For this purpose, mv and cp work about the same as rsync or cpio. (They both use the NFS mount too.)
Copying lots of small files over an NFS mount slows your progress down to a crawl. I don't know how or why, but it's like there's a set minimum amount of time required to copy any given file, no matter how small. For instance: a single 1MB file might only take a few seconds to copy, but 1000 10-byte files (~10KB total) might take several minutes. I don't know why it happens, but I've seen it numerous times on several systems. (If anyone does know why, I'd like to hear about it.)
Last edited by WingnutOne; 07-28-2008 at 05:43 PM.
This is the way I would do it. Start on the machine you want the files to end up on.
ssh email@example.com "cd /original/directory; tar cf - ./" | tar xvf -
Since tar doesn't follow symbolic links by default, this should work the way you want. You may add other flags as you want... if both machines are fast and the link is slow... compression would be good (either pipe it through bzip2 or use the flags in tar)... I would discourage -p (preserve permissions) unless the user IDs are the same on both machines... if not, and you want to keep permissions, remember to change the owners and groups after moving the files.
Note: you can replace tar with cpio if that is your preferred method... using the same technique.
Edit: You can make this as complex as you want, using find/cpio/pax/bzip2 and pipes... you can actually manage some very complex selections using ssh like this.
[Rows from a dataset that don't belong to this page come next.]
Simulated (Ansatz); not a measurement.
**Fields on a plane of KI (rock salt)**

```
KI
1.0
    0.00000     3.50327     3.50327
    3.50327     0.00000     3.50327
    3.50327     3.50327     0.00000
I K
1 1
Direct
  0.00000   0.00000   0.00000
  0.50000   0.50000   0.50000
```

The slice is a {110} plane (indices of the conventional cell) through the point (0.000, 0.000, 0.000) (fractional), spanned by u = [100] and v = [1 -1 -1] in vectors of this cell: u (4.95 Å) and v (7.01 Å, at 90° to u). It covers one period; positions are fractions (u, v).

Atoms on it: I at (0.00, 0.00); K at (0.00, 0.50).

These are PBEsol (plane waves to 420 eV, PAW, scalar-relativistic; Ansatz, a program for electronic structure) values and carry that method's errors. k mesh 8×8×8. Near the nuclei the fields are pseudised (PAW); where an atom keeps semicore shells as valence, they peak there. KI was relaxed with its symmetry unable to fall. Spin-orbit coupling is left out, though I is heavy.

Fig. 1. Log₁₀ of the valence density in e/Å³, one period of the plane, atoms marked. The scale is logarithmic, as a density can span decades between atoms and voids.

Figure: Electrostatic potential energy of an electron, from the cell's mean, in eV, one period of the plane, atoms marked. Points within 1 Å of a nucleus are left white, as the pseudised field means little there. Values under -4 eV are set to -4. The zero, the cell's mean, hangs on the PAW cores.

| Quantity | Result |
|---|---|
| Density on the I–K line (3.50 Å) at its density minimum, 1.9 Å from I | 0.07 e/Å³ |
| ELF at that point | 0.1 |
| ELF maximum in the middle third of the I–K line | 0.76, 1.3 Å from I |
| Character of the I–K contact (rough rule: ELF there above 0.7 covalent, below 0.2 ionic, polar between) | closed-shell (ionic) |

Yeah, I'd agree with frob23, create one big file to copy. Smaller files eat up resources when moving, copying, deleting, etc. You have to realize the drive has to read more blocks to get each inode info about each file, etc. A bunch of small files is a backup administrators worst nightmare. Take for example a 2TB database dump, I could backup the whole thing in a couple of hours. The same amount of data as small misc files could take a day or longer. Don't underestimate them cause they're small, bigger files are easier to deal with when it comes to filesystems.